A blockchain is a shared immutable digital ledger that records transactions / documents / information in a block which is then added to a chain of other blocks on a de-centralised network. Blockchain technology operates through a peer network, where transactions must be verified by participants before they can be added to the chain.
Notwithstanding its tremendous capabilities, in order for the technology to unfold its full potential there needs to be careful consideration as to how the technology can comply with new European privacy legislation, namely the General Data Protection Regulation (the “GDPR”) which came into force on 25 May 2018. This article explores some of the possible or “perceived” challenges blockchain technology faces when it comes to compliance with the GDPR.
The GDPR applies to the processing of “personal data” by controllers established in the European Union (EU), as well as companies outside the EU where their processing activities relate to offering goods or services to data subjects in the EU or to the monitoring of their behaviour.

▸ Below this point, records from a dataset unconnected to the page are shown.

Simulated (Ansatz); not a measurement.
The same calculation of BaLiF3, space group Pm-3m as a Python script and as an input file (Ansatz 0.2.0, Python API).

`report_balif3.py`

The GDPR defines personal data as “any information relating to an identified or identifiable natural person.” The GDPR will apply to any personal data that is stored or transmitted using a blockchain network. Blockchain technology can be used to hide the actual identity of individuals using the network by assigning them a unique identifier such as an encrypted key, but if someone holds the code to decrypt that key, then the encrypted key may still constitute personal data under the GDPR.
There may be other instances, however, in which personal data (e.g., a person’s name or address) is directly shared through the network and stored in blocks.
Features of the blockchain network
Blockchain networks can either be public, in that everyone can access the network, or they can be private, as in closed to a certain set of individuals (or institutions) who have to be authorised to access the network. They can also either be permissioned, so an individual or institution needs authorisation to be able to access and add to the network, or they can be permissionless, as in anyone can post to the network. Bitcoin is an example of a public and permissionless blockchain, whereas a company that utilises blockchain technology as a proprietary back-office function to process their own data would most likely apply private and permissioned features to the network, as it is only that company that wishes to access and add to the network.
There are various ways in which blockchain technology is being used, with different features. As discussed further below, which features apply will have an impact on how the technology can comply with the requirements under the GDPR.
Blockchain technology is essentially a de-centralised network in which transactions / documents / information are recorded. Especially for a public blockchain, no one individual is the ultimate keeper / owner of the ledger. Instead, everyone who has access to the network can access, store and add to the ledger. The GDPR, however, is very much tailored towards centralised networks, where there is a clear controller of the data (“data controller”) and defined third parties who merely process the data (“data processors”). Under the GDPR these relationships are clearly defined and carry with them certain obligations and responsibilities. In addition, data controllers and data processors are expected to govern their relationships under contract. However, in a de-centralised network, who falls within these defined roles is far more unclear. In essence, every person who accesses the network may be considered a data controller.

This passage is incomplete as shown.